In front of a viewing audience of 4 million, Clarkson and actress Melissa McCarthy presenting the unsuspecting doctor (who had been invited onto the show with his wife, Kimberly, and 9-year-old daughter, Eden, to raise awareness for his project) with the news that he’d be receiving the six-figure gift, sponsored in part by home-goods retailer Wayfair.

Stamps is a town of just 1,300 people in rural southwest Arkansas, some 35 miles east of Texarkana; Dr. Willis grew up in nearby Lewisville. What brought him back after having established a successful career in Cary, North Carolina? A simple desire to help his neighbors. A member of the Incisal Edge 40 Under 40 in 2016, Dr. Willis earned his undergraduate degree at the University of Arkansas at Pine Bluff and his dental degree at Howard University. Over the course of his career he has treated victims of Hurricane Katrina in Louisiana, families in Honduras and the homeless in North Carolina. He completed his master of public health degree at A.T. Still University of Health Sciences in 2015.

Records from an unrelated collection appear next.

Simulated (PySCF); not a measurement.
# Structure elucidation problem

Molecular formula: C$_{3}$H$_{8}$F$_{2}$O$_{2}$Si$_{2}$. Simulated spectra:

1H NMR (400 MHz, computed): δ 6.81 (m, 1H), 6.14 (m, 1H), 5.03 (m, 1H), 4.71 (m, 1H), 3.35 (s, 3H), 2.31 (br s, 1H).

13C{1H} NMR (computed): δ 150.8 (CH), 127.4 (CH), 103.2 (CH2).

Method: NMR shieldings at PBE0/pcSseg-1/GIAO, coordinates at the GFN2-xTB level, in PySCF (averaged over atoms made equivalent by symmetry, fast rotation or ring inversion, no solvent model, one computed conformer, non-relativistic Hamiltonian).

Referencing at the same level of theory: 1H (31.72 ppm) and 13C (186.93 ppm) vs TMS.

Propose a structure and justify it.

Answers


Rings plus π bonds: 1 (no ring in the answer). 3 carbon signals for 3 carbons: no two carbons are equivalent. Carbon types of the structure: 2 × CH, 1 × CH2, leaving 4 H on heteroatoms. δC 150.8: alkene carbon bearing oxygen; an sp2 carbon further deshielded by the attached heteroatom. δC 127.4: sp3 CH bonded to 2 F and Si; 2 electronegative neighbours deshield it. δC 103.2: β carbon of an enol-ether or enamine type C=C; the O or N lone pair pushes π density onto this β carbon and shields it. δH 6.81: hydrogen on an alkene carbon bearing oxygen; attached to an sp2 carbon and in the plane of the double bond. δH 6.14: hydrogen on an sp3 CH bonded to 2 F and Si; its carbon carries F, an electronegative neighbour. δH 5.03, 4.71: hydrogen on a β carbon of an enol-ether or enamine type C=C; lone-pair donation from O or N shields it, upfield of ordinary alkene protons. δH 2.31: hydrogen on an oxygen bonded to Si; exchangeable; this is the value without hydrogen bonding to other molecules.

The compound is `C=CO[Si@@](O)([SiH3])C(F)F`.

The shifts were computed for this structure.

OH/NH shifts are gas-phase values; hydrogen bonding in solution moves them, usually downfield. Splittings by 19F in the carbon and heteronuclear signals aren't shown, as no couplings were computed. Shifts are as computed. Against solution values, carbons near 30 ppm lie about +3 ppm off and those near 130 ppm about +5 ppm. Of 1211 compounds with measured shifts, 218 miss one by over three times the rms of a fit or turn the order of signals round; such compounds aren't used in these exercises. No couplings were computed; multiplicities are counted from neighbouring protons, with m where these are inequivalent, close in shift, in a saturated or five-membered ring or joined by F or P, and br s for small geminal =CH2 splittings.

Fully kitted out: Dr. Giles Willis Jr. in one of his operatories with some of the equipment donated by the Benco Family Foundation

In 2019, his stepmother, Zella Willis, mentioned that the building he had visited with a toothache at age 8 was for sale. Dr. Willis, now 45, put in an offer that was accepted the same day. The space hadn’t been used as a dental practice in 20 years and required a major overhaul. “I was trying to figure out how to pay for all this stuff,” he recalls. “It’s so expensive.”

He got right to work, applying for a number of grants, one of which gave him a $30,000 head start. His dental-school classmates kicked in some funds as well, and the Benco Family Foundation, Benco Dental’s philanthropic arm, committed to help him outfit a second operatory with $20,000 worth of donated equipment.

“I’ve now finished all three operatories,” he says. The Clarkson gift was the crowning touch, enabling him to buy his last two cabinets and another dental chair, as well as “a dependable server to be fully digital with X-rays, pictures and records, and to purchase a digital iTero scanner.”

The self-effacing Dr. Willis says he’s just happy to help. “Once people knew I had bought the office, they were waiting in the hope that they would no longer have to drive 45 minutes each way to get dental care. That kept me true to my mission.

“I have a skill that a lot of people can’t do,” he reflects. “I can pull a tooth and make dentures. That’s my gift to help give back.”